Monday, December 27, 2004

Should I Be Flattered...or Not?

Yesterday, I checked my email and there was an email from a "representative" of Xilbris; this person had read my Becoming Shadows blog, and "found [my] writing to have tremendous potential and impact."

Unh. Hunh.

Well, Xilbris is a vanity press. Yes, a "publisher" that I pay instead of the other way around (and the more respectable way.)

The email was a shock, because my Bel Esprit blog is not "out there" yet, and probably has only one consistent reader (thanks, MJ), and my Becoming Shadows blog has been abandoned to continue my work under less scrutiny. So, how this "representative" found my blog is most likely from the NaNoBlogMo blog, where every NaNo participant who shared the URL to their blog probably received the same email and found that their writing, too, has "tremendous potential and impact."

I was discussing with my brother about how being a self-published author is way less respectable than a musician who decides to hawk copies of a labored CD from the trunk of his or her car. Hey, Ani DiFranco, Jay-Z and countless other musicians have done it, and it's considered a terrific grassroots effort to stardom. But...in publishing, ha! Self-publishing is a LAST RESORT. Either the author's book is not marketable or before its time or just plain leaky.

I know there are authors who have self-published successfully. And if their work is up to par, then most of these authors are scooped up by a "real" publisher. Making self-publishing sound even more small-time and desperate.

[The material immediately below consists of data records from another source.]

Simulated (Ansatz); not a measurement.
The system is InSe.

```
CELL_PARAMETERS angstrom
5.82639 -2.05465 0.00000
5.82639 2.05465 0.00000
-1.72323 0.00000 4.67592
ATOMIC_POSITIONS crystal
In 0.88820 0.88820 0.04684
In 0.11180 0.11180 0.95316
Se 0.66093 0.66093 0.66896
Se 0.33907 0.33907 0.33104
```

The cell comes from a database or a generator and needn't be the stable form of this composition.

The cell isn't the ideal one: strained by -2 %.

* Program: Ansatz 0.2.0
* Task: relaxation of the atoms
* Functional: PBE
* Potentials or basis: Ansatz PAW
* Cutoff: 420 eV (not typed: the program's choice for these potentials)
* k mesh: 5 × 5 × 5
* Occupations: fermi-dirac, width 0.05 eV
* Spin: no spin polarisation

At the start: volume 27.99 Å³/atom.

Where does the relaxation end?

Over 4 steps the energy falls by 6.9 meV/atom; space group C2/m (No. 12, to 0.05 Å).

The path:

My motto: If I can't land a publisher the traditional way, and get paid for my work, then I just wont be published. Plain as that. So, no thank you, Xilbris.

Okay, that's all. I'm off to listen to Fantasia Barinno's "Summertime" for the tenth time this morning, and work on Chapter Nine of Becoming Shadows.

2 comments:

Margaret Larkin said...

Hey, thanks for mentioning me in your post. I wouldn't self-publish a novel. If the NYC publishing-industrial complex doesn't approve of my stuff, then I'll accept that fate. You know how people say, "if they can get their novels published, then you can"? It's not true. It's impossible to even get an agent.

Shopgirl said...

I agree with you, MJ. Self-publishing is a last resort that I'm not willing to resort to. I'm not knocking it for anyone who wants to go that route, but it's not for me.